By John Mitchell
After being on several planes for 18+ hours, I finally landed in the Hashemite Kingdom of Jordan (اَلمَمْلَكَة اَلأُرْدُنِيَّة اَلهَاشِمِيَّة), in their capital of Amman, around 4 a.m. Sunday. Because it was so early, I didn’t really get the glamorous entrance I was hoping for where I would be flooded with Ahlan wa Sahlan, Marhaba or other forms of the word “welcome/hello.” It was probably better that way because I was exhausted! After getting my luggage from the slow conveyor belt, I headed to my first destination, the Landmark Hotel, where the people in my program and I would stay temporarily until we move to our homestays or apartments.
On Monday, we headed off to explore the city of Amman. One of my first stops was the Royal Automobile Museum. This was a museum devoted to the former King Hussein’s car collection an, boy, did he have one. The museum had every car you could ask for. King Hussein had great taste! I, of course, marveled at the light Blue Aston Martin (being a James Bond fanatic does that to you).

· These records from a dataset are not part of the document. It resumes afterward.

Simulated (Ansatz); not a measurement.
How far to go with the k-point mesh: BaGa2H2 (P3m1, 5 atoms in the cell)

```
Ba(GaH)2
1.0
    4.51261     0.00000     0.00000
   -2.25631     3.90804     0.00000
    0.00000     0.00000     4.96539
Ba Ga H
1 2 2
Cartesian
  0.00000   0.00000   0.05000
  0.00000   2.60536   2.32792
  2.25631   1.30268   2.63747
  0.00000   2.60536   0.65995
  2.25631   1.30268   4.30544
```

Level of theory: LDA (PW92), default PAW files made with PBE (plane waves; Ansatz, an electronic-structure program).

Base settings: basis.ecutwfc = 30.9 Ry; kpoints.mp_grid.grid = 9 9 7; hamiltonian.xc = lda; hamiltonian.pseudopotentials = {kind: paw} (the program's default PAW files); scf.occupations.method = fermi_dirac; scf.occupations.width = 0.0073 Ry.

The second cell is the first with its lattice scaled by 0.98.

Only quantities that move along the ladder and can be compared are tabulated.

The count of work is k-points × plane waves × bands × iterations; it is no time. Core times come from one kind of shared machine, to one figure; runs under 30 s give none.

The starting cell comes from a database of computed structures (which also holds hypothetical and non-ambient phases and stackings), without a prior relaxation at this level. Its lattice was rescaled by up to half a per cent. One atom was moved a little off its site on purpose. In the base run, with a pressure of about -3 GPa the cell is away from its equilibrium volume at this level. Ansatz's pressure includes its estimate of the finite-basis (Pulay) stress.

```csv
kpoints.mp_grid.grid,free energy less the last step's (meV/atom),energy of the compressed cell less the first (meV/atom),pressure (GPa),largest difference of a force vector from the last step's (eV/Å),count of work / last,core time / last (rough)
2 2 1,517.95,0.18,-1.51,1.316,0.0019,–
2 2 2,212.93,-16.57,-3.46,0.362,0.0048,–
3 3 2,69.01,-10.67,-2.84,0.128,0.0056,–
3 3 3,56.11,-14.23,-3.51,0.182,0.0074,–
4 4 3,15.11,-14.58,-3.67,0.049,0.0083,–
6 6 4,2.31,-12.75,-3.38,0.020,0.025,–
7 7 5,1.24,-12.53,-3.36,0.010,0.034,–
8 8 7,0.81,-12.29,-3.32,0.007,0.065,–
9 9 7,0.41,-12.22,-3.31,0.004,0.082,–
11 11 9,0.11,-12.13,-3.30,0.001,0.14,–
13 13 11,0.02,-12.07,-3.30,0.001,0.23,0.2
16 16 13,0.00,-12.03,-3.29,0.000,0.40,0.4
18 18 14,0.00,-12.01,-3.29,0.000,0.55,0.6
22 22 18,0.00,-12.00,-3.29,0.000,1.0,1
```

Our next stop was the Roman Citadel and Theatre. This was such a picturesque area. The Roman Theatre felt like I had just walked into the scene in “Gladiator” where Maximus looks around to the silent Romans screaming, “Are you not entertained!?” This theater was huge and the steps to go up were so steep, one could fall to their death. I made it to the top, but it was a traumatic experience trying to get down. The Roman Citadel rises above the city of Amman, overlooking the ancient city. I found it fascinating when our guide said that, just like Rome, Amman was built on seven hills. Due to expansion and laws on how tall buildings can be, Amman now covers more than 23 hills. You really felt like the king of the world gazing across the city at the Roman Citadel.
For food, we headed to a popular place in downtown Amman called Jafra. When we got there, several Arabic dishes such as kebab, hummus, and various salads and pita lay spread across the table for us. For those who don’t know, I kind of like to eat a lot, so I had a blast. Also, like many cafes around Amman, the smell of argeela (hookah in the U.S.) fills the air. It is a favorite past time here.
The next day, I moved in with my homestay family. The family, a lovely nuclear family, does not speak much English, which is good because it forces me to use the Arabic I know and improve on it. So, although sometimes it is difficult to get my point across, in the long-term, I’ll be very thankful. They have two little kids named Rami (6 years old) and Lara (9 years old). They treat me like an older brother, which is good sometimes and bad when I’m trying to study, etc. The family has taken me in as their own, so I have to visit family and travel with them, but they also give me the freedom I need to do my own thing. My house mom, Rania, keeps the food coming non-stop. A few days ago, she asked me if I was hungry and I said I wasn’t… well the next minute, she came from the kitchen with three huge burgers all for me and said eat! So if I get fat here, you all know why. Also, every 30 minutes she asks if I’d like shiae (tea) or qahawa (coffee), and won’t let me help out with anything. It’s definitely different.